I was initially thinking of processing these data with R. But, now that I have a clean text file, I can use un*x command-line utilities to get some rough measures of my Twitter activity:

$ cat tweets.txt | grep 'Retweet' | wc -l
$ cat tweets.txt | grep -o -E '#[A-Za-z0-9]+' | uniq -c \
  | sort -r | head -n 5
$ cat tweets.txt | grep -o -E --color=never '[0-9]{4}-[0-9]{2}-[0-9]{2}' \
  | uniq -c | sort -k 2

The first command gives me the number of retweets, and the second list the frequency of the top five hash tags. The last command filter the number of tweets by date (in chronological order). The last one can be directly piped to the graph utility from the plotutils package. However, the data looks like this:

1 2009-03-25
1 2009-06-21
2 2009-07-08

and we need to have data formatted as (x,y) pairs arranged by columns; this means that I need either to add line numbers to the result (and ignore the third column of date) or to swap the columns returned by the third command; in both cases, I also need to remove color, otherwise shell escape formatting characters will be printed int he results file. The first solution is roughly obtained with, e.g.:

$ !! | nl | cut -c 1-11 > tweets_by_date.dat
$ graph -T ps -F HersheySans -f 0.035 -S 2 0.025 -m 0 -X Time -Y Frequency \
  < tweets_by_date.dat > plot.ps

Yep, we are far from a ggplot2 picture.

Moreover, this is not very informative since it lacks the time information. As a little exercise, the dates were converted to number of days elapsed since actual date. For this to be possible, date recorded as strings were converted to Julian dates, since it allows to express them as a single number (useful for computing differences between two dates). In our cases, we will consider Julian day which is the integer part of the Julian date. We also need to put date in the first column instead of the second. This is easily done by adding an awk filter, like this awk '{printf( "%s %d\n", $2, $1)}'. However, it is still possible to swap the x and y columns by using --toggle-transpose-axes.

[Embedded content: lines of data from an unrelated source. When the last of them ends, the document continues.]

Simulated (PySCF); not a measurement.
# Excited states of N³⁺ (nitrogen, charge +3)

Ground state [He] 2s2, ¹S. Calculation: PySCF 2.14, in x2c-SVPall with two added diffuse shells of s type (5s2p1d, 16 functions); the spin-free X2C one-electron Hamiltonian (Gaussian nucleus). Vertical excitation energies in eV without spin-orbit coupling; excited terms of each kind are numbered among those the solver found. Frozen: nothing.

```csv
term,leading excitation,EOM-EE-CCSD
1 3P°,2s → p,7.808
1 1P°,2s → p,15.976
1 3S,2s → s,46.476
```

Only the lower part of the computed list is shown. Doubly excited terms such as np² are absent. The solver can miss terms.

The bash script that handles date conversion is called tojulian.sh. An example of use is:

$ start=`./tojulian.sh 2010-03-12`
$ stop=`./tojulian.sh 2011-01-16`
$ echo $stop-$start | bc -l

So, we can pipe our preprocessing steps to the following awk call:

awk '{printf( "%d %d\n", system("sh tojulian.sh " $2), $1)}'

or if we want the number of days from now (Julian day for 2011-01-14 is 2455576), we can use tojulian2.sh which includes minor edits in its output. Its use is straightforward:

$ tojulian2.sh 2011-01-14
0
$ tojulian2.sh 2010-01-14
365

However, this won’t work as expected because system() will return its exit status (0 if success) just after $2. A small workaround is to do:

$ cat tweets_by_date.dat | awk '{cmd="tojulian2.sh " $2; cmd \
 | getline dd; close(cmd); printf("%d %d\n", dd, $1)}' \
 > tweets_by_date2.dat

Ok, now the text file looks like

663 1
575 1
558 2

To use graph with these dates, we need to reverse the x-axis so that older dates have smaller abscissae. As I didn’t found any option in graph, I just negate the preceding values. It is enough to replace printf("%d %d\n", dd, $1)} by printf("-%d %d\n", dd, $1)} when calling awk.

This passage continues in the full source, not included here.